As a new term unfolds, here at FTW HQ, we are looking forward to some new challenges, new schools to work with and new mindsets to influence. As a nation we seem to be becoming more and more entrenched in our views, making us passionate, determined and, some might say, intransigent. I hold my hands up and confess I am just as guilty as the next person of not being entirely open-minded when it comes to change but I am keen to be informed and not base my decisions on hearsay and other people’s opinions. And it strikes me that this is also how Shakespeare is viewed.

How can we open up minds?

At FTW we are used to hearing people exclaim “Shakespeare? For children! How does that go down?” It’s a joy to be able to reply “Brilliantly actually, because it’s just another story to them.” Then inevitably we hear “But the language, what about the language?” And that is where the conversation stops because the willingness to hear the answer, which in turn might possibly destroy a long held opinion, is lost. Perhaps we are inspired by our name, FINDING THE WILL, or perhaps we are just fed up with being ignored, but one of the ongoing challenges of the new term is to open up the minds of teachers, parents and students alike and convince them that Shakespeare is not just about Olde English language, but issues that resonate (sometimes all too pertinently) today. But let’s deal with the language first.  Yes it is “old fashioned” – it is four hundred years old!  In four hundred years time the language we speak today will also be considered “difficult to understand”.  Think back over the last thirty years and how language has developed.  If something is ‘wicked’ it is not necessarily evil anymore; being ‘gay’ does not automatically mean you are happy and of course being ‘cool’ is no longer merely a reference to your temperature.  In the twenty first century we are also at the mercy of ‘text speak’ – CUL8R etc.  Imagine trying to get to grips with that in 2419? 

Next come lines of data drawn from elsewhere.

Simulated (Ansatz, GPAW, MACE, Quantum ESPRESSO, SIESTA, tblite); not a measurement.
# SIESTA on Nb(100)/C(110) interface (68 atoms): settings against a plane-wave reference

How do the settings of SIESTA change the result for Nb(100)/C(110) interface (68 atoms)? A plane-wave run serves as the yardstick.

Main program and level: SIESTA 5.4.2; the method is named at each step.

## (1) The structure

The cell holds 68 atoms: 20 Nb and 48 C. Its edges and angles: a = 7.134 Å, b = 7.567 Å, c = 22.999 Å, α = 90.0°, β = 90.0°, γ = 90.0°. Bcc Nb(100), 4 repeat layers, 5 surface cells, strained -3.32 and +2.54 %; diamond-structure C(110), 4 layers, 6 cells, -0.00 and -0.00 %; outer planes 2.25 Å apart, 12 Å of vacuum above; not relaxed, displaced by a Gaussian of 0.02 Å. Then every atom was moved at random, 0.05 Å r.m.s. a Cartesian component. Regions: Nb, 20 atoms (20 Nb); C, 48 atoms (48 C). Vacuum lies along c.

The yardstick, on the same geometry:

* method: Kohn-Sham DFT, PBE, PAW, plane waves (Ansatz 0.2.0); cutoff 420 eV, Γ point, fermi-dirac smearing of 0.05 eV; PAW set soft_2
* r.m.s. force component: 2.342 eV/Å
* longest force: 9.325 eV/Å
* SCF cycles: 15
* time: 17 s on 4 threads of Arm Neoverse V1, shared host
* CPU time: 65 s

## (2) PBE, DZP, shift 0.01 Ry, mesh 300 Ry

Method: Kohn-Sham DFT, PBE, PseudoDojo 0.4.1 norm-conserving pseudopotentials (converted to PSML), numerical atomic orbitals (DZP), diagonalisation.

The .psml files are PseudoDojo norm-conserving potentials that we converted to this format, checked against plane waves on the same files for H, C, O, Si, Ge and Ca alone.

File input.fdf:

So if we can get past the language being a bit weird, what else is there to be afraid of? The stories are all based on the same themes: love, hate, betrayal, misunderstandings, ambition, jealousy and intrigue. Kind of ‘Eastenders’ 400 years ago actually. OK, it’s a fair cop, if I’m being totally honest I only realised this once I started to work on Shakespeare plays as an actor myself. Until that point I was scared of it too. I had those same thoughts of being inadequate and not brainy enough to understand it. Luckily my mind was opened up by another actor, who told me the language was strange simply because it was not the way we speak any more, and also contained some jokes and words that were fashionable 400 years ago. “You don’t have to understand every individual word, it doesn’t matter, as long as you have the sense of what you are saying.” And, in essence, that is how I enjoy watching 21st Century TV shows like Dr Who – clueless most of the time about what is being said, but completely understand the jeopardy and highs and lows of the story. My guess is that most of the actors in Dr Who are also in the dark about what every word they are saying means. But they successfully convey the meaning and allow us to enjoy the story, the characters and the themes nonetheless. Thus our minds are opened up and we open those of others.

Where to next?

So as we start the Autumn term what do we have coming up at FINDING THE WILL. Well there are Interactive workshops on Hamlet, Macbeth and The Tempest at schools in Oxfordshire, Slough, Manchester and Yorkshire – three of which are new schools to us. Happy days! We have the great opportunity to open up the minds of more children, teachers and governors to the benefits of using drama and literacy to help increase self-esteem, confidence, creativity, concentration and listening skills. All this as well as removing the fear of learning Shakespeare.

And finally, for the adults and older students, I’m doing a last minute performance of ‘The Queen’s Speech‘ (very topical!) at Huntingdon Hall, Worcester on 27 September. It is the dessert, so to speak, after the main course of ‘The Tempest‘ which is being performed from 24-28 September. This one woman show follows Miranda, Prospero’s daughter, 35 years after the end of the original Shakespeare play. She is now Queen of Naples but things are not quite what they seem (and neither is she!).

The Queen's Speech
Jules Hobbs as Miranda in ‘The Queen’s Speech’

So lots of new challenges in the coming academic year on all fronts. Let’s all hold our nerve (possibly not our breath), keep everything crossed and hope for less intransigence and more open mindedness in the months to come.

Breathe everybody – we could be in for a bumpy ride!